How women are making the most of mentoring in Jacksonville
Two years ago, Sheryl Sandberg’s “Lean In” hit the shelves, changing the way some women saw opportunities in the work world. Some workplaces are starting to adopt the practices Sandberg recommends, including mentoring: Throughout Jacksonville, offices are establishing formal and informal mentorships to set young women and men up for success in their careers.
The post-Lean In revolution has clearly established that having a strong, trustworthy, caring mentor can help make a young professional’s career. But what does it actually take for that mentor to be considered talented in guiding someone on a path to success?
The Business Journal spoke with four mentors and two mentees— all from different industries, backgrounds, coaching styles and career histories. Here’s what they had to say about taking mentorship one step further, and actually using it to spark the next great career.

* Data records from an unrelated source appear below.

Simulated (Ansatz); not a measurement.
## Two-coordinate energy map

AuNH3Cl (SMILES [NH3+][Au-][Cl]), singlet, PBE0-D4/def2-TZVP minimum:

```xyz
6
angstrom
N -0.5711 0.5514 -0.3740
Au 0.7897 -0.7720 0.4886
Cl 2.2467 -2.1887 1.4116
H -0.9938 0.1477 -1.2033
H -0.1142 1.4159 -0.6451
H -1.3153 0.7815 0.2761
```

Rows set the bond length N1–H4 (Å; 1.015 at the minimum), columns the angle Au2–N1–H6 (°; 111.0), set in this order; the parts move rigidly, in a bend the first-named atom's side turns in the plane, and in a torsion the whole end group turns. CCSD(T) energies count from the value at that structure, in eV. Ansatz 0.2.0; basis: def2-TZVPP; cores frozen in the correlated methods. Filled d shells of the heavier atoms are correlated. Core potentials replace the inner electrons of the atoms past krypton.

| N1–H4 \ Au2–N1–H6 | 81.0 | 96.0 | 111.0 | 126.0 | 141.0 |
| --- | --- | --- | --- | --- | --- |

How did you get involved in mentoring? A true passion and concern of mine is the well-being of young attorneys, especially female. I feel compelled to do whatever I can to help them succeed. I had the benefit of a mentor, and she showed me the way…. I started at the firm in 2004 and I’m on the recruiting committee. Early on, I saw it was difficult when a person didn’t know the ins and outs of an organization to put their best foot forward. I wanted to help and guide them.
Describe how mentoring works in your office. My firm is big on mentoring. Everyone gets one. I have some formal and several informal mentors and mentees. I’ve been mentored by people above me and by people below me. You do what you can in the organization to benefit those coming after you, to create retention of younger attorneys. You implement changes that will benefit them, because things can always be done better.
What do you think is in the personality of a great mentor? A mentor is confident and comfortable with who they are. The relationship fails when the mentor fears competition from their mentee.
What is one of the major problems in your industry that can be aided through mentoring? In law, we have a retention problem. Fifty percent of law school graduates are women, but only 17 percent of partners are women. They take non-lawyer jobs or stay home to care for their family. It’s not that they’re not leaning in because they don’t want to be a lawyer, but because the traditional law office structure isn’t always helpful. The field is still dominated by men, most mentor-mentee relationships are male to female. There are some questions that are uncomfortable to ask a man, and it’s helpful to speak to someone who has been in that position.
What is one of the most important aspects of a good mentor? To be very candid and have an open-door policy. One of the biggest pitfalls a mentor can make is breaching confidentiality: They think they’re doing something to help their mentee but they’re not. And one of the biggest pitfalls a mentee can make is not being fully candid with their mentor. Staying candid is so important because otherwise the advice is useless.